This is my mama back when she and dad were birding. Isn't she wonderful? I hope I take after her....dad gave me this photo last time we visited and I just love it.


Sunday, April 08, 2018

It's all a Scam


You know, that whole butter wouldn't melt in their beaks, cover of kindergartners' coloring books thing and all?

Yeah, that is fake news. Robins are the most combative, aggressive, battle-loving birds you can imagine. It's a wonder they don't wear kilts and clan tartan, so fiercely do they make war every day.

Right now it's time for them to work out who gets the best spots on the Northview Farm eaves, branches, porches etc. and they are going at it hammer and tongs...or should I say beaks and feathers?

I was standing in the driveway at just about dawn, trying to get a photo of a large bird in the distant hedgerow (crow, alas) when something brushed right past my leg with a whoop and a flutter. I mean they were THAT close!

Two male American Robins, so engrossed in fighting that they didn't even notice me. They went INSIDE the upturned lawn fertilizer spreader (!!!) to continue the fight. 

What a clatter. 

I could hear them in there right at my feet and wondered if I should tip it up so they could escape.

But no, after a few more curses and mutters they emerged, the victor spitting feathers and acting like he was all that and a bucket of rice.

I had to laugh.

Thursday, April 05, 2018

I took to the Hills


Friendly Golden-crowned Kinglet

I've been so impatient, all winter since the snow came, so darned eager to walk out on the hill.

I couldn't. Our roads drift in feet deep; my knees will have nothing to do with snowshoes, and I just couldn't.

Then came mud. Same story with the knees. I kept trying though....can I go down the driveway? Down to the heifer barn? Up to the orchard?

Well, some days I could and did, but not up on the hills. Even a few days ago the road was clogged with snow and ice, with mud and running water filling in between.

This morning dawned bitter cold with the aftermath of horrific wind flowing down the valley from the west. I had to virtually kick myself out the door, even though the sun was shining bright and the farm roads calling. I put on all my winter stuff and chanced it.

What joy! What delight!

Oh, it was cold for sure, but the Golden-crowned Kinglets I hoped to find came right out to see me and even allowed a photo. It felt so good to walk somewhere besides around the mall and house. I found that I still had most of the muscle I worked for last summer and could stride right up and over. Eventually I came to a snow drift I didn't want to chance and called it good, but what a morning!
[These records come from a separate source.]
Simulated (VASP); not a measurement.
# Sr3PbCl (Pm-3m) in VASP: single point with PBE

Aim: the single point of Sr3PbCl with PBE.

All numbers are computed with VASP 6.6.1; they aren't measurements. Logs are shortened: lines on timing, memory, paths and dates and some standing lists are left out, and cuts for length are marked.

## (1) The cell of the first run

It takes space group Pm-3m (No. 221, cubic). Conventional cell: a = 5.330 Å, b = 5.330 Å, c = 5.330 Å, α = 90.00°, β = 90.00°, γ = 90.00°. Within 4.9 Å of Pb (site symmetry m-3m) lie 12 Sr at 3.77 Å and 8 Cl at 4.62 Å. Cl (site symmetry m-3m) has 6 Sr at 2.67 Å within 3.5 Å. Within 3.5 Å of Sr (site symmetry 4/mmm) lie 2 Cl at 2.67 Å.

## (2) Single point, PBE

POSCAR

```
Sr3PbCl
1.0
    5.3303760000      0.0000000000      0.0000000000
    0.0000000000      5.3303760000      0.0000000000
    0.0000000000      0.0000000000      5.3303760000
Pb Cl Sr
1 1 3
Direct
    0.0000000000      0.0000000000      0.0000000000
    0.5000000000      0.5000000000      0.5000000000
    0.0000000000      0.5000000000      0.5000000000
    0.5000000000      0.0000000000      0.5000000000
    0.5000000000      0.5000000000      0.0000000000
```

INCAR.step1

Hope it will be as cold tomorrow only without the wind, so I can climb right up unhampered by the mud, to see what the hills have to show and tell.

Peekaboo


I see you.......

Tuesday, April 03, 2018

The Loop

A pair of Wood Ducks on a rainy, snowy, pond. We saw 14 more in a wet spot in a hay field
Two Snow Geese are still hanging around

And this Snowy Owl, that seems utterly unconcerned by our presence
We saw Horned Larks and Snow Buntings up in Stone Arabia too.....

We have a set of roads we travel here in our home town. It rarely lets us down. It is where we saw the Merlin, the Golden Eagle, and many others. Today was no exception.

Monday, April 02, 2018

I Accidentally ate the Easter Bunny's Carrots


My first chore most mornings, after walking dogs and all, is picking up kitchen detritus deposited after I went to sleep the night before.

Yesterday there was a paper plate on the stove. It held a few kinda shriveled carrot sticks. I ate them and tossed the plate. It's a mom thing.

A couple of hours later Liz came to me and said, "Thank you so much, Mom, for taking care of the Easter Bunny's carrots for me! I forgot all about them."

Well, okay then

Just how low do you have to stoop to steal food from a magic rabbit?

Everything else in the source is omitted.